2007-11-25 01:01:22 · 18 answers · asked by Anonymous in Cars & Transportation Aircraft

18 answers

I'm a systems, electronics and software engineer and I designed avionics and worked at the Royal Aircraft Etablishment. Everything important is shielded. The navigation radio antennas are on the outside of the plane right next to the other radio antennas which are transmitting way more power than any cell phone and on similar frequencies to the nav equipment and they have absolutely no effect. The small signal cables are all shielded very well. So no, I don't think phones have any effect.

Idiots use their phones or just switch them to silent, all the time. I have friends who should know better who have made calls in flight because they think they are just too bloody important to do what a flight attendant tells them. People just don't think the rules apply to them. And yet the aircraft fly fine. Here's a quote for you from the first article below:-

"U.S. airlines alone carry on average some 2 million passengers per day. If just 1% of these passengers accidentally or deliberately leaves their cell phones on, that means some 20,000 cell phones remain on during flights every single day. Despite this, no crash has ever been definitively attributed to cell phone or gadget interference. "

Mythbusters tried this and it's in the same category as setting fire to a gas station with a cell phone, it's just not happening.

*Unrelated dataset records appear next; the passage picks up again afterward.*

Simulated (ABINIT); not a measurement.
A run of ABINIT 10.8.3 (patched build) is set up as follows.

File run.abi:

On some small light aircraft some non-radio equipment has been found to interfere. But radio equipment, cell phones are radios, is much more tightly controlled.

I expect to get a bunch of thumbs down for this, the popular perception is that cell phones interfere because that's what the media says. But the media doesn't have a clue.

Right now the main thing stopping the use of cell phones in aircraft is that the FCC thinks they would interfere with ground users, a much more technically accurate fear, since an antenna at 40,000 feet gets great coverage. Airlines had planned to allow cell phone usage. Read the first article below, basically it says the reason the government departments cultivate uncertainty is that they don't want the expense of proving anything.

So lets ask a bunch more people who don't know anything and perpetuate their ignorance as the best answer :-(

PS. I love the "I've heard" and "probably" answers, they are as reliable as pregnancy advice from teens "you can't get pregnant if you do it standing up" and "you can get pregnant if you sit ona seat that a man sat on while it's still warm".

2007-11-25 08:01:00 · answer #1 · answered by Chris H 6 · 1 1

They do affect the aircraft systems, mainly the ILS (Instrument Landing System). This system receives signals from the airfield telling them whether their approach is good or not. The frequencies used in this system are very close, if not identical to Mobile phone signals. I have seen an experiment in which a mobile phone was set to transmit (call somebody) and at the same moment the vertical bar on the display (see diagram on second link) showed full deflection right (telling the pilot to steer hard right whilst landing!) In bad weather/night, this could prove fatal for all of the passengers and crew!

2007-11-26 00:07:57 · answer #2 · answered by genghis41f 6 · 0 0

As a pilot having accidentally left my phone on, I can attest to there being little interference. I do hear a slight audio disturbance when climbing or descending through a certain altitude. I assume this to be when the phone goes into an automatic cutout and cut in. I think when too many cell towers are communicating with the phone as with increase in altitude the phone drops off line. Nobody has explained this to me, just my own observations.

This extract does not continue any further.